Why Do We Have Seasons? A Quick Overview

Why Do We Have Seasons?
It’s been said that, “time will pass and seasons will come and go.” But what causes these seasons to change, and why do we have seasons in the first place?

Some people assume that the Earth must be closer to the Sun in the summer, and further from the Sun in the winter, but this is not correct. In fact, in some areas, the exact opposite is true.

In reality, seasonal changes can be attributed to the tilt of Earth’s Axis. If you’re feeling confused, worry not! We’ll explore this process a bit more.

What is Earth’s Axis?

An axis is an imaginary line about which a body rotates. It runs through the center of an object. Many objects, from the smallest of particles to the largest of stars, have an axis. Each planet has a north and south pole. These points are where the the axis of rotation meets the surface.

Earth rotates around an axis as well. It takes approximately 24 hours for Earth to make one rotation, which is why we have 24 hours in a day.

Understanding What Causes Seasons

Some planets have axes that are almost completely perpendicular, or straight up and down without any tilt. In our solar system, we know that Mercury, Venus, and Jupiter fall into this category.

Earth’s axis, however, has what scientists call a tilt. In other words, the axis doesn’t stand up straight, but leans to one side. Earth’s tilt is about 23.5 degrees. It is thought that perhaps this tilt is the result of a massive impact event on Earth some 4.5 billion years ago. Many scientists believe this impact was so large, it not only titled Earth, but also led to the formation of our moon from debris that was blasted out into space.

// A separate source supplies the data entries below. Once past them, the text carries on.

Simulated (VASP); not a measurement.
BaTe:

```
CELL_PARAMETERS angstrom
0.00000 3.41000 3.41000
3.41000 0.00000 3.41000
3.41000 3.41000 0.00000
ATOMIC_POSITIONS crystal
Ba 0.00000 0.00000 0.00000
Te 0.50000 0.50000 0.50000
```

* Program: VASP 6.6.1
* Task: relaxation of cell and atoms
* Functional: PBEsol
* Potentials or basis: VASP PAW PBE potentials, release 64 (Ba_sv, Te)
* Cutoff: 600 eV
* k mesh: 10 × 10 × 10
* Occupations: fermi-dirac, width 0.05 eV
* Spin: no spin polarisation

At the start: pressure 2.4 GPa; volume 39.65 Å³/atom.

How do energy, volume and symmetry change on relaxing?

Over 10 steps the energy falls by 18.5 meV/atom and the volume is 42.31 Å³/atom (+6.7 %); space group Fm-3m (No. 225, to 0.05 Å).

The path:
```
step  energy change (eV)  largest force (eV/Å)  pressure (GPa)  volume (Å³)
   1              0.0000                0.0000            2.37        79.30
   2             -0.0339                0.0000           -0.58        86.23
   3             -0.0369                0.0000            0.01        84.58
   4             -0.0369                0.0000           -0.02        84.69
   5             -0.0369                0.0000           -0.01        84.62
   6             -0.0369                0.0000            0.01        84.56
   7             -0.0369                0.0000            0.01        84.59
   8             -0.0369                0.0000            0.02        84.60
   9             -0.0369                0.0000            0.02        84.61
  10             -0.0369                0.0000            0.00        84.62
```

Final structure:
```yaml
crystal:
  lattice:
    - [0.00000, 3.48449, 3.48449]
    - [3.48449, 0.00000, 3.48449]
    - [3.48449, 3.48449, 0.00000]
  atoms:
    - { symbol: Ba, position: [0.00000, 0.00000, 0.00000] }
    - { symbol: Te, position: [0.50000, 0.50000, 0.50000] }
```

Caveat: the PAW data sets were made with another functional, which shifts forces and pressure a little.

Whatever the cause of the tilt, we know that it plays a crucial role in why we have seasons. As Earth orbits around the sun, its tilted axis always points in the same direction. This means that throughout the year, certain parts of Earth will receive the sun’s rays more directly.

Why Do We Have Seasons?

Our seasons are based on what part of the planet is getting more direct sunlight.

When the North Pole is pointing towards the sun, the Northern Hemisphere will experience summer, as the Sun’s rays hit that part of Earth more directly than any other time of the year. When this is happening, it is winter in the Southern Hemisphere.

The exact opposite is true when the South Pole is pointing the sun – it is summer in the Southern Hemisphere and winter in the Northern Hemisphere.

During the spring and fall, the sun shines pretty much equally on the Northern and Southern Hemispheres.

Earth’s orbit around the Sun is not a perfect circle, so it is true that the Earth’s distance from the Sun does change throughout the year. However, the Sun is so far away that these distance fluctuations don’t have much effect on our weather. If you want proof, when the Earth is closest to the Sun, it is winter in the Northern Hemisphere.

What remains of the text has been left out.